Geometry and reference spaces in WebXR

At a fundamental level, rendering of scenes for WebXR presentation in either augmented reality or virtual reality contexts is performed using WebGL, so the two APIs share much of the same design language. However, in order to provide the ability to present scenes in true 3D using XR headsets and other such equipment, WebXR has additional concepts that must be understood.

In this article, we introduce the ways in which WebXR expands upon the geometry of WebGL, and how the positions and orientations of objects—both physical and virtual—are described in relation to one another using spaces and, in particular, reference spaces.

The article Spatial tracking in WebXR builds upon the information provided here to cover how the physical position and orientation of the user's head, as well as potentially other parts of their body such as the hands, are mapped into the digital world, as well as how the relative positions of both physical and virtual objects are tracked as they move around, so that the scene can be properly rendered and composited.

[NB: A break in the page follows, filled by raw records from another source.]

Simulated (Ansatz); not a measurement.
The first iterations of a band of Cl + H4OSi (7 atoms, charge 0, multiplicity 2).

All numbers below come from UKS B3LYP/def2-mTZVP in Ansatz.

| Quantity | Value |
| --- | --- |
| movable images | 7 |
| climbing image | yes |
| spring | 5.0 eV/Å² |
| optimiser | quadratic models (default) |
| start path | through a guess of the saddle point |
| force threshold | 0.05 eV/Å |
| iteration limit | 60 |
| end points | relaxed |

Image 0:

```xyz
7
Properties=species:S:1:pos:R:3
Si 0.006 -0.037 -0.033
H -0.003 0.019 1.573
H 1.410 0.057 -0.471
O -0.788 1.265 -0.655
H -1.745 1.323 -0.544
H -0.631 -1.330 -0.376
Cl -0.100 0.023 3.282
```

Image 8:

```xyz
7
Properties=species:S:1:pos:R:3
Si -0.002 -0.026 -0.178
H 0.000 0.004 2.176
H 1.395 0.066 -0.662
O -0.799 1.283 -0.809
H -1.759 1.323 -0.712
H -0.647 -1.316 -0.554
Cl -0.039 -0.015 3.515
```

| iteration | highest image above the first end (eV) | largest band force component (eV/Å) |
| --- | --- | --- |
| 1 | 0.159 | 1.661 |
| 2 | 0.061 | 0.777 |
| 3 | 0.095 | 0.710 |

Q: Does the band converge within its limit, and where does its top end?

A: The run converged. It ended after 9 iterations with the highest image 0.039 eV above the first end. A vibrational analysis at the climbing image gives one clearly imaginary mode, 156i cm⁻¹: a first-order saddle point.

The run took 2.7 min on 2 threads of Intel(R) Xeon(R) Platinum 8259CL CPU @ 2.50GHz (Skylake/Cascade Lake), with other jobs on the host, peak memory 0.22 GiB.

Fundamentals of 3D geometry

While we'll examine here the required math operations used to compute the positions, orientations, and movement of objects in virtual space—plus the need to integrate the human viewer of the scene into the mix—a thorough introduction to geometry and the use of matrices and vectors to manage 3D representations of a scene is well beyond the scope of what can be accomplished in this article. You can learn more about the individual operations in Matrix math for the web.

Units

Before discussing the details of the geometry of the 3D space used by WebXR, it's first useful to understand the units of measure that are applied to the 3D world.

Lengths and distances

WebGL measures all distances and lengths in meters. WebXR inherits this standard, as well as the fact that the world is a cube two meters wide, two meters tall, and two meters deep. Each of the three axes has a minimum value of -1.0 and a maximum of 1.0, with the center of the cube located at (0, 0, 0).

Diagram showing a WebXR space whose X, Y, and Z coordinate axes each have a minimum value of -1 and a maximum of 1.

This two cubic meter space encompasses the entire universe for the purposes of your code. Everything you draw must have its coordinates mapped to fit into this space, either explicitly within your code, or by using a transform to adjust the coordinates of all vertices. The most efficient way, of course, is to design your objects and code to use the same coordinate system as WebGL does.

The WebGL coordinates and lengths are transformed automatically at render time to the size of the viewport in which the scene is being rendered.

Angles

Angles are specified using radians. To convert degrees to radians, multiply the value in degrees by π/180. The following code snippet shows two simple functions, degreesToRadians() and radiansToDegrees(), which convert back and forth between the two units for measuring angles.

const RADIANS_PER_DEGREE = Math.PI / 180.0;

let degreesToRadians = (deg) => deg * RADIANS_PER_DEGREE;
let radiansToDegrees = (rad) => rad / RADIANS_PER_DEGREE;

Times and durations

Note: For security reasons, DOMHighResTimeStamp usually introduces a small amount of imprecision to the clock in order to prevent it from being used in fingerprinting and timing-based attacks.

All times and durations in WebXR are measured using the DOMHighResTimeStamp type, which is a double-precision floating-point value specifying the time in milliseconds relative to the starting time. Since the value is a floating-point number, it may be accurate to well better than the millisecond level, depending on the platform and hardware.

Time is primarily used to determine the amount of time that's elapsed since the scene's previous animation frame was drawn. As such the time is typically in alignment with the refresh rate of the display, or some fraction thereof if the frame rate needs to be constrained due to performance issues. This means that the time will usually step in 1/60th of a second intervals, assuming a 60 FPS frame rate. Doing the math, we find that this means that each frame will ideally be rendered 16.6667 milliseconds apart.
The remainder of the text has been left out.